Contents

As a software developer, you have probably encountered a situation when you wanted to execute a function at least a couple of times until it succeeded, fetching some result from external sources (usually external service). This is a common scenario when we need to integrate our application with some external data source and the external service is operating poorly, returns random errors or sometimes is just not available for a couple of seconds.

Writing CRUD based applications and integrating with external services is a daily routine for most of the software developers I know, nevertheless, finding better and faster ways of doing those tedious tasks is an ongoing process and it became much easier over the years with new tools, libraries, and frameworks popping out everywhere, every day.

Retrying failed calls

Going back to our common problem of retrying failed calls, you have probably tried to solve it with an easy catch-and-retry solution like this:

def retry[T](n: Int)(fn: => T): T = {
  try {
    fn
  } catch {
    case e =>
      if (n > 1) retry(n - 1)(fn)
      else throw e
  }
}

This is the simplest retry implementation you possibly could come up with. We execute our function in a try-catch block and recursively retry when several retries are bigger than 0. All is fine and dandy.

You can modify the first version slightly and help the compiler to optimize the recursive calls and make the tail-recursive:

 @annotation.tailrec
 def retry[T](n: Int)(fn: => T): T = {
  Try { fn } match {
   case Success(x) => x
   case _ if n > 1 => retry(n - 1)(fn)
   case Failure(e) => throw e
  }
 }

Now, when we call our retry function, any exceptions happening within Try will be handled by the match block and either the function will be executed again or we just pass the exception further once we run out of the attempts.

All this is of course pretty trivial and you can quickly encounter a situation where you want to have a bit more control on when exactly you want that next function call to occur, eg: you want some exponential delay? Or maybe you want to retry only on specific errors? What about handling the function with results wrapped inside an effect? etc. You get the idea.

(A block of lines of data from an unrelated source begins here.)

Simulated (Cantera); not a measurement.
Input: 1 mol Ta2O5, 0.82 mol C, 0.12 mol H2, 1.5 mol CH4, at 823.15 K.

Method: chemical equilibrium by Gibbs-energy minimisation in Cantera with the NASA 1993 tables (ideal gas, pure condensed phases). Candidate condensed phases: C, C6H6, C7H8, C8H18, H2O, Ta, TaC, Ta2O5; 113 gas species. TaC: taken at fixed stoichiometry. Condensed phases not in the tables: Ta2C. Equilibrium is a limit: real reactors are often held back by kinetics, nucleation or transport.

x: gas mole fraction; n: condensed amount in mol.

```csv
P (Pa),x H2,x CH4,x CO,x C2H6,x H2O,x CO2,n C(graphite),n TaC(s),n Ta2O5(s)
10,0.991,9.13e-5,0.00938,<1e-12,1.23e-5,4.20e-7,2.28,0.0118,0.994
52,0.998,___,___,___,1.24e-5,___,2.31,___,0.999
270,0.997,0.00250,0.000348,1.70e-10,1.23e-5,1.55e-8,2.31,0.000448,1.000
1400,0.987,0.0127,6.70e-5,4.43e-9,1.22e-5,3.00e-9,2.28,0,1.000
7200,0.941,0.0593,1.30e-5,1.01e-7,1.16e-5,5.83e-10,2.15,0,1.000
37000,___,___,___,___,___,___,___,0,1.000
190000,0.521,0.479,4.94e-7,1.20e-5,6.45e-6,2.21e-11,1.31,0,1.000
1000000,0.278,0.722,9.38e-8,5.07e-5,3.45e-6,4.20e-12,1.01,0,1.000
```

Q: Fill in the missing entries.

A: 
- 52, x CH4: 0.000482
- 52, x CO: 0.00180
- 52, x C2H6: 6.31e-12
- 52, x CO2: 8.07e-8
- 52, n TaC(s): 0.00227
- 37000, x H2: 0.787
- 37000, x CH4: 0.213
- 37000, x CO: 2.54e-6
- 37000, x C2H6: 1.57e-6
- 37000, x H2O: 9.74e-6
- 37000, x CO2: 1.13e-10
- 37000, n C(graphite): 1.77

As you have probably guessed by now, there is a small but pretty neat library for doing just that, it works with Cats IO, which I like, it is pretty configurable and easy to use.

Meet the cats-retry!

The project is open-source and available on GitHub. I will try to introduce you to the basic features cats-retry provides, together with some pointers to the cool stuff you can do with it on your next or existing project you are working on right now.

The purpose of cats-retry is to wrap any arbitrary monadic actions (eg. wrapped in cats.effect.IO ) and on execution, run the action and potentially retry it with some configurable delay and a configurable number of times. At the end of the day, it will be easier for you to work with eg. network IO actions which often experience temporary problems and invisibly retry them in a configurable way.

There are 2 basic ways of handling the retries with cats-retry. The first one works by checking the result of action execution, and if that is not what we expected to receive, we can retry. The latter approach is based on MonadError with wrapped error type (usually a descendant of Throwable).

The easiest way to understand how cats-retry works is to play around with the so-called Combinators it offers.

To easily visualize how all this works, let’s prepare some utility functions we will use along the way when constructing our retry wrappers.

Cats-retry combinators need some information on what should be executed, what should be called in case the error gets detected, and when it should retry things.

val policy: RetryPolicy[IO] = RetryPolicies.constantDelay[IO](1.second)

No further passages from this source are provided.